Bull riders are a different bunch. They are the biggest draw in rodeo, the loco ones, quite simply the studs.


In 10 years, I could be one and so could you.


On Tuesday night, I thought Jeff Tripp was like the 11 other dummies who were going to ride a bull at the Reno Rodeo. Before Tripp jumped on top of Rapid Fire Dip, he had chugged of 57 Red Bulls, a sacramental drink. But something was different about this cowboy from Orange, Calif., a Southern California city where tanning salons outnumber rodeos five million-to-one.


After Tripp violently slid his hand up and down the rope that he would try and grip for eight seconds, he shook uncontrollably. Tripp was really just nodding fast, assuring the guy who would swing open the gate to the chute gate that himself and Rapid Fire Dip were ready.
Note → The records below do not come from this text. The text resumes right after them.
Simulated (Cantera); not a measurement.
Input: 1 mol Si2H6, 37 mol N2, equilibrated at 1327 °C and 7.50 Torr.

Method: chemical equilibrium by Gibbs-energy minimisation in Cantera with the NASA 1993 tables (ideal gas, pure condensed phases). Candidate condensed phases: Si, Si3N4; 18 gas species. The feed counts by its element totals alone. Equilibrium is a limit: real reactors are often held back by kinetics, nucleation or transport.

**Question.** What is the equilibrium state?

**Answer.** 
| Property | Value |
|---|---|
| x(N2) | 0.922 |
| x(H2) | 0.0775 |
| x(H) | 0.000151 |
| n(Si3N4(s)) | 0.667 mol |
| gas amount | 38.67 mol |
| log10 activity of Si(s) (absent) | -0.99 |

Tripp moved like a bobblehead doll on crack not because he drank 57 Red Bulls, but because Tripp knew Rapid Fire Dip had been shocked, kicked, slapped, and spit on before this moment. Rapid Fire Dip was mad. Now, he might buck hard enough for Tripp to get a high score.


Here we go. Wait. One last adjustment.


Tripp grabbed his helmet to make sure it was on tight. Whoa, partner. A helmet? A bull rider without a cowboy hat is like Chicago without the Sears Tower, a brothel without girls, a stapler without staples. What's next, shoulder pads, knee pads and mattresses? A bull rider without a cowboy hat might as well be a mutton' buster.


"At first, I was a little nervous about wearing a helmet," said Tripp, who didn't last more than four seconds on Rapid Fire Dip. "I've already had seven concussions. It took a little getting used to and you're worried some of the guys might you call you a wuss. But I haven't had a problem with that."


Wuss.


Two weeks ago at a rodeo in Weatherford, Texas, a bull bucked Tripp into the air. His body spiraled head first into the ground like a nail. His helmet shattered.


"That could've been No. 8 or I could've died. I love bull riding but I'm not ready to die for it. I don't want to end up like Muhammad Ali or something like that. It's just a smart thing to do."


Go to Stanford, Tripp. What's happened to the real bull riders, the ones where a helmet wouldn't do any good because there ain't nothin' there?


"A lot of us guys right now learned how to ride without helmets, so it would be hard for us to make a switch," said Beau Lindley, who scored a 75 on Thursday, sans helmet. "I'm sure the guys who wear 'em have a pretty good reason. I think maybe in 10 years a lot more guys will be wearing them but probably because they learned how to ride bulls wearing them. I don't think I ever will."


Atta' boy.


The last time I talked to a bull he was doin' just dandy eating grass on a pasture in Lander County and waiting to become a Happy Meal. When bulls are agitated purposely in hopes of higher scores, understand they want to hurt somebody and the person on their back is a good place to start. But when the potential to get hurt isn't fully there, the sport has changed. It was never meant to be safe.


"I think in five, 10 years, most of the guys will be wearing them," Tripp said. "Nobody used to wear protective vests (introduced in the early 1990s) and pretty much everybody wears them now. I think it's only a matter of time."


Bull riders, the type that us normal folk always wanted to be but never could, might be a dying breed.